Description
Study the “Learning from imbalanced data” paper, by He and Garcia.
Study the “An introduction to ROC analysis” paper, by Fawcett.
Study the “SMOTE: Synthetic Minority Oversampling Technique” paper, by Chawla et. al .
Study the “MetaCost: A General Method for Making Classifiers Cost-Sensitive” paper, by Domingos.
Visualization task (5pt) – 1 A4
Load the fraud data into your favorite analysis platform (R, Matlab, Python, Weka, KNIME, …) and make a visualization showing an interesting relationship in the data when comparing the fraudulent from the benign credit card transactions. You may use any visualization method such as a Heat map, a Scatter plot, a Bar chart, a set of Box plots, etc. as long as they show all data points in one figure. What feature(s) and relation to show is entirely up to you. Describe the plot briefly.
Imbalance task (5 pt) – 1 A4
Process the data such that you can apply SMOTE to it. SMOTE is included in most analysis platforms, if not you can write the scripts for it yourself. Analyze the performance of at least three classifiers on the SMOTEd and UNSMOTEd data using ROC analysis. Provide the obtained ROC curves and explain which method performs best. Is using SMOTE a good idea? Why (not)?
Classification task (10 pt) – 2 A4, prices from Adyen for the top performers!
Build two classifiers for the fraud detection data as well as you can manage:
-
A black-box algorithm, ignoring its inner workings: it is the performance that counts.
-
A white-box algorithm, making sure that we can explain why a transaction is labeled as being fraudulent.

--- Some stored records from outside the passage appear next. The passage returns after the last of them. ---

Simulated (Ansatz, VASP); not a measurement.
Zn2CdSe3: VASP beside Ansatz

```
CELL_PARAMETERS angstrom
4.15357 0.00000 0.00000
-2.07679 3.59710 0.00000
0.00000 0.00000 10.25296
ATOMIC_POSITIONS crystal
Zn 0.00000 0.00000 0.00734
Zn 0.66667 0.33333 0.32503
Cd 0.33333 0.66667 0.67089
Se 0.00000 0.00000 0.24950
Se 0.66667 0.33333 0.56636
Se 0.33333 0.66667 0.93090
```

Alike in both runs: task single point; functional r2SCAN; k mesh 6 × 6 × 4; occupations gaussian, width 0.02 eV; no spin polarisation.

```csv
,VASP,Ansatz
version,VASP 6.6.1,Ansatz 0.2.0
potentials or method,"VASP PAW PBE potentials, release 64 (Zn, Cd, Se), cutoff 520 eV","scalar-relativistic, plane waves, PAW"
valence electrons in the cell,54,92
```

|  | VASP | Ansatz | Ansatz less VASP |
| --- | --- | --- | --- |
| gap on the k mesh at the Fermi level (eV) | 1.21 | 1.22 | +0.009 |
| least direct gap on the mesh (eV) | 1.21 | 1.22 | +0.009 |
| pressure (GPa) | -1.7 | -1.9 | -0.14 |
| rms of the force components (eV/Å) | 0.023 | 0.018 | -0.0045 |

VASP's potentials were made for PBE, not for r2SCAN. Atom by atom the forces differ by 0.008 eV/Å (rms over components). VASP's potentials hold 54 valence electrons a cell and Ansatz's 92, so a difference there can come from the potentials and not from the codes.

Explain the applied data pre-processing steps, learning algorithms, and post-processing steps or ensemble methods. Compare the performance of the two algorithms, focusing on performance criteria that are relevant in practice, use 10-fold cross-validation. Write clear code/scripts for this task, for peer-review your fellow students will be asked to run and understand your code!
Bonus task (3 pt) – 1 A4
Try to add context to your classifier by linking/grouping the transactions based on IP, or card number, or transaction date, or country code, etc. For example, you can first aggregate the data before learning a classifier, or post-process the classifier decisions into improved estimates. Do whatever you can to improve your classifiers performance by not seeing every table row as an individual record, they are linked to others in many different ways.